The daughter’s indomitable spirit comes through in their exchanges – where she fights back with biting wit and sarcasm. You tend to cheer her on. You tend to laugh at the jokes, even as you cringe at the mother’s vicious criticisms. When Barra recounts the story of telling her mother she was marrying a non-Jewish man, her mother says “I’m happy for you. I am just disappointed for myself.” You can feel the thickness of the co-dependency between them. You sometimes catch a glimpse of your own mother – your own self in the fight to claim your separate life. You pity Barra for the constant barrage of her mother’s judgments. Barra recounts how she finally found the love she so long desired from her mother – the unconditional love she found in her husband’s gaze. The unconditional love she felt when her own child was born. Now, she had a daughter of her own.
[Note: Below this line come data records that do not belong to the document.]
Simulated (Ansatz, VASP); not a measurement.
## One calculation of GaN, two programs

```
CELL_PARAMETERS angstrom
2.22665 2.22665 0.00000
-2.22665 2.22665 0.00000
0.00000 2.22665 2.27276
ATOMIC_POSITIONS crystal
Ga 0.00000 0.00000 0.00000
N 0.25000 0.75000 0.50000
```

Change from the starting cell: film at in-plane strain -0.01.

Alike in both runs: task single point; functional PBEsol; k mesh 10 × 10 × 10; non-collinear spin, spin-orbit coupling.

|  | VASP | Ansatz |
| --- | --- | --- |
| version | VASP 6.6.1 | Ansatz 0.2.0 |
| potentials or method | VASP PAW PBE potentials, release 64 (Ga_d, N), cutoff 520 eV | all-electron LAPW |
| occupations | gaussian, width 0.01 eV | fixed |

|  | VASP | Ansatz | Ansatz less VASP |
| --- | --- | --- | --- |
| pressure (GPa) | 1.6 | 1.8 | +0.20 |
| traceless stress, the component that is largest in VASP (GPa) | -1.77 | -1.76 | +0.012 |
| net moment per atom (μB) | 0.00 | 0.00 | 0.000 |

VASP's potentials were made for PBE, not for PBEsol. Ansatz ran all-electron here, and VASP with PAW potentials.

The play explores the complex nature of how obsessed her mother was with her own beauty and how this obsession engulfed her daughter. How she used her daughter as stage props for publicity stunts. How her daughter’s frizzy and messy hair was always a constant problem. Her pudgy frame and not so pretty face a poor reflection of the mother’s beauty. The play’s subtitle, Beauty is a Bitch, perfectly captures this dynamic. Barra’s mother was a the victim of her own beauty and this created a monster as she become a slave to the lure of the promise of fame and adoration – but in the process she became a bitch, fixated on her looks and expecting everyone around her to mirror beauty back to her. Barra very clearly signals that her mother was a bitch. This play is her attempt to reconcile this fact, to explore the complex dynamics of the relationship they had, and to ultimately find forgiveness.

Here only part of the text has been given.